Cluster Logs and Metrics for customer clusters is currently delayed

Incident Report for ESS (Public)

Resolved

This incident has been resolved.

Posted Jun 20, 2019 - 03:54 UTC

Update

Cluster logging and metric data should now be up to date for all deployments. We'll continue to monitor our ingestion pipelines and monitoring clusters as per our normal monitoring.

There should be no ongoing customer impact as part of this incident.

Posted Jun 20, 2019 - 03:28 UTC

Monitoring

Cluster logging and metric data for most clusters should now be up to date. Deployments in AWS eu-central-1, GCP us-central1 and GCP europe-west1 regions will still be delayed, however those regions are processing queues and will be up to date within the hour.

We will update this issue within the next 30 minutes.

Posted Jun 20, 2019 - 03:01 UTC

Identified

Customer logs and metrics appear to be flowing again, with queues trending downwards. We expect cluster logging and metric data to be up to date within the next hour.

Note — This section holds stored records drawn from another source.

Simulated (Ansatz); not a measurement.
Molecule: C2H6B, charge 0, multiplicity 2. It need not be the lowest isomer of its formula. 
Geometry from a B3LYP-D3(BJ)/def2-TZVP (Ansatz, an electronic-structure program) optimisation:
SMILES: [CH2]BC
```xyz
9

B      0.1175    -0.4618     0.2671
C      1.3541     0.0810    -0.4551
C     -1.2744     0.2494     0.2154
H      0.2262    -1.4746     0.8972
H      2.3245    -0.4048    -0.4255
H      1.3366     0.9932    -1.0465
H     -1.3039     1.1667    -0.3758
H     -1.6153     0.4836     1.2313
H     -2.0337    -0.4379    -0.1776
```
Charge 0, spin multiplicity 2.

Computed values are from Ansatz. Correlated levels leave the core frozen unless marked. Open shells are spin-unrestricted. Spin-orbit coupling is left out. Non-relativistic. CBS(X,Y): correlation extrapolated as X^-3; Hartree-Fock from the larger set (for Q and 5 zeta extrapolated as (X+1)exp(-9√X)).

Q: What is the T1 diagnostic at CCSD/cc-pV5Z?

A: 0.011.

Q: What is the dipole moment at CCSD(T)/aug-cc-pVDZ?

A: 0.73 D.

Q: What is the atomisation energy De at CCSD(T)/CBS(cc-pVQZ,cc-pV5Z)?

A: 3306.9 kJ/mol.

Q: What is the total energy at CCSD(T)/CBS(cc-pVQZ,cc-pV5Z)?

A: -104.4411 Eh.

One of our backend monitoring clusters had entered a degraded state which was impacting indexing rates within our Logstash consumers. We're still investigating what caused this cluster to get into this state, but believe two nodes were impacted by our recent hot-warm incident resulting in those nodes not able to keep up with cluster state changes. We've restored this cluster to an operational state, which in turn restored our log ingestion rates.

We'll post another update in 30 minutes, or as new information comes to hand.

Posted Jun 20, 2019 - 02:43 UTC

Investigating

Currently cluster logs and metrics across all regions are delayed. At this stage you won't be able to see up to date logs or metrics for your clusters. You can still access historical logs and metrics. We're investigating the root cause and will post an update shortly.

Posted Jun 20, 2019 - 02:03 UTC